Going ahead with the ‘spirit’ of the umpteenth lockdown, here is a super quick(ie) pasta dish that may not cut its teeth with the Italians, but at least it tries to appease. And it is one super-filling recipe.
Chop of lots of tomatoes. Thankfully, I had my 8-year-old sous chef helping me. Then peel and thinly slice about 5-6 cloves of garlic. I love garlic in my food, so no crimping on in this one. Then thinly slice up a medium red onion. This is the part that might get one banished from Italy, but what-the-hell, they’ll come around. I had no basil leaves on me, so went with basil flakes. In case you grow your own basil, roughly tear up about 7-8 leaves. Right, so prep is basically done.

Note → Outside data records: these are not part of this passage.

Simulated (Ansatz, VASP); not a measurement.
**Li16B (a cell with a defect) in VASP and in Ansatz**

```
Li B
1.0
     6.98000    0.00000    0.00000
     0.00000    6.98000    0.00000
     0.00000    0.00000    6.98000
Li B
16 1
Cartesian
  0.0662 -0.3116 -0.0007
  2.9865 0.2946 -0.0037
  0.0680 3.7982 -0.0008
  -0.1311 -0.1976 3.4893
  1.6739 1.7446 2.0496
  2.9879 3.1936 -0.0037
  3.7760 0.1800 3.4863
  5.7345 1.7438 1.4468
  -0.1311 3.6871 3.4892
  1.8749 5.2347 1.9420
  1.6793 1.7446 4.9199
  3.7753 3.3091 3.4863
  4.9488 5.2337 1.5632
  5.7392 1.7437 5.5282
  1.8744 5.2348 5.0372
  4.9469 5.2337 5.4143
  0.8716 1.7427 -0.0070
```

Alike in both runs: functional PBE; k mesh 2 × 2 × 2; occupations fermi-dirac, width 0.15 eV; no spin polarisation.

Take a sauce pan and place a packet of good spaghetti in the middle. The word ‘good’ has been deliberately thrown in here, since there are a lot of sub-standard spaghetti masquerading as good-spaghetti. Go with a trusted brand. Anyways, place tomatoes on two diagonal sides; do the same with the onions and garlic. Chuck in the basil leaves. I dusted in some flakes, a generous pinch of salt, pepper, a handsome glug of olive oil and put the pan on heat. then, add in hot water in the saucepan enough to submerge most of the ingredients. And, we’re done! I mean, you have to cover the pot, stir the ingredients every 2-3 minutes and check for the spaghetti to be done. Also, this is where I figured, I shouldn’t have used the entire packet of spaghetti and it was too late to add in more tomatoes, garlic and onions. Note to self.
Right! When the pot is done, plate up your spaghetti that is smelling delicious right now with the soft onions, tomatoes, garlic and basil. Grate some cheese on top. I would have liked some hard cheese, but didn’t have any. Whatever I have is whatever I shall use. A touch of olive oil, a little dust of basil flakes and… dinner is served.